George Carlin, “Special Dispensation: Heaven, Hell, Purgatory, and Limbo,” amirite?
What happens to kids who haven’t yet reached an age where they can jump through the hoops to obtain salvation on their own say-so is a problem for all variants of Christianity, AFAICT. The answer these days among conservative/evangelical Protestants seems to be something called the ‘age of accountability,’ and if someone dies before reaching that age, they go straight to heaven. (A good example of this belief is in the opening pages of the first *Left Behind *book, where among the Raptured are every child under 12 years of age, worldwide.)
Sorry, no baptism, no heaven, no exceptions, no wiggle room. Unbaptized babies went to limbo. Tough titties, eh?
Limbo was never part of the official Catholic Church doctrine. It was a “possible theological hypothesis” proposed by various theologians (and argued about in theological circles) to try to reconcile the concept that baptism is necessary for salvation with the concept of a just God and the fact that an unbaptised infant while burdened with original sin had committed no personal sin.
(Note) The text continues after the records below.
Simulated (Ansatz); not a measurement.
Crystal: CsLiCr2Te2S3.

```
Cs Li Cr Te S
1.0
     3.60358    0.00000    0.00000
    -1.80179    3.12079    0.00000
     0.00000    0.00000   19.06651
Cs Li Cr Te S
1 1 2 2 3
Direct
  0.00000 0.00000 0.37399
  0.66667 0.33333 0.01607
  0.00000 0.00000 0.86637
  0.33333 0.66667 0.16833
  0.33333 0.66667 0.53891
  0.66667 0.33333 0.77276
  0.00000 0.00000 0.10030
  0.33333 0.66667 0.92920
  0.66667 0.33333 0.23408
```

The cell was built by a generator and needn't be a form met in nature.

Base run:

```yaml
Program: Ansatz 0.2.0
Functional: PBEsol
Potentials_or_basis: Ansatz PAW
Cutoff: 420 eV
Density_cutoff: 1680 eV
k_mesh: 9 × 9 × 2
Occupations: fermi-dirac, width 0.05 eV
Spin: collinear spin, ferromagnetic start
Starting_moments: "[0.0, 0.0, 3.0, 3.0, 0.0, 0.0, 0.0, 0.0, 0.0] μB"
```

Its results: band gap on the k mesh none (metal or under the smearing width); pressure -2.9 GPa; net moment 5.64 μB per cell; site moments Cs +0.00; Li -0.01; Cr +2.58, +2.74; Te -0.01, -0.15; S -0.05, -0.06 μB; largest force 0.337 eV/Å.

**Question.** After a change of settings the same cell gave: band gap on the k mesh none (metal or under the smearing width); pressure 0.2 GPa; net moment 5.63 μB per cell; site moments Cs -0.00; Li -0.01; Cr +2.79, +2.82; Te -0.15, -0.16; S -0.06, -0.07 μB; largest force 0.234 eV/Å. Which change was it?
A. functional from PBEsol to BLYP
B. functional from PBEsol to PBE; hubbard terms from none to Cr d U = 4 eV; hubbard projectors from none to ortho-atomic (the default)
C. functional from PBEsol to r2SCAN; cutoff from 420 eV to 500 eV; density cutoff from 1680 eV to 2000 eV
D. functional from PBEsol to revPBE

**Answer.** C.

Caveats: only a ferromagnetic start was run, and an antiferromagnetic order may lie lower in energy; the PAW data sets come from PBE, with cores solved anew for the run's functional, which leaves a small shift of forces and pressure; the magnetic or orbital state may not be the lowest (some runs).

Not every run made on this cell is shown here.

The Church neither accepted nor condemned the concept of limbo meaning that theologians and the faithful were free to accept or deny its existence.
But most Catholics have been raised to believe in limbo. It’s one of those things the nuns tell the little kids to shut them up and move on. Since most Catholics stop learning about religion after 8th grade (or perhaps high school) and almost no Catholics get involved in the formal academic study of theology, there’s no one to tell them that “it’s complicated” and they go on believing that it is formal doctrine for the rest of their lives. And when their turn comes to teach religion to children, they just pass on what they were told.
If you are seriously interested in the topic, in 2007 Pope Benedict XVI authorized the publication of a paper written by the International Theological Commission titled THE HOPE OF SALVATION FOR INFANTS WHO DIE WITHOUT BEING BAPTISED. It goes through the history of the theological debate. They concluded basically that we don’t for sure what happens to unbaptised babies. “Our conclusion is that the many factors that we have considered above give serious theological and liturgical grounds for hope that unbaptised infants who die will be saved and enjoy the Beatific Vision. We emphasise that these are reasons for prayerful hope, rather than grounds for sure knowledge. There is much that simply has not been revealed to us (cf. Jn 16:12). We live by faith and hope in the God of mercy and love who has been revealed to us in Christ, and the Spirit moves us to pray in constant thankfulness and joy (cf. 1 Thess 5:18).”
If you are slightly less interested in the subject, the preamble that comes before the actual text of the study provides an interesting overview.
By the way, there is also another theological construct called the Limbo of the Fathers. This was where righteous folks like Moses and Abraham went when they died. Many believe that after Jesus died he swept up their souls with him to heaven when he ascended (“The Harrowing of Hell”).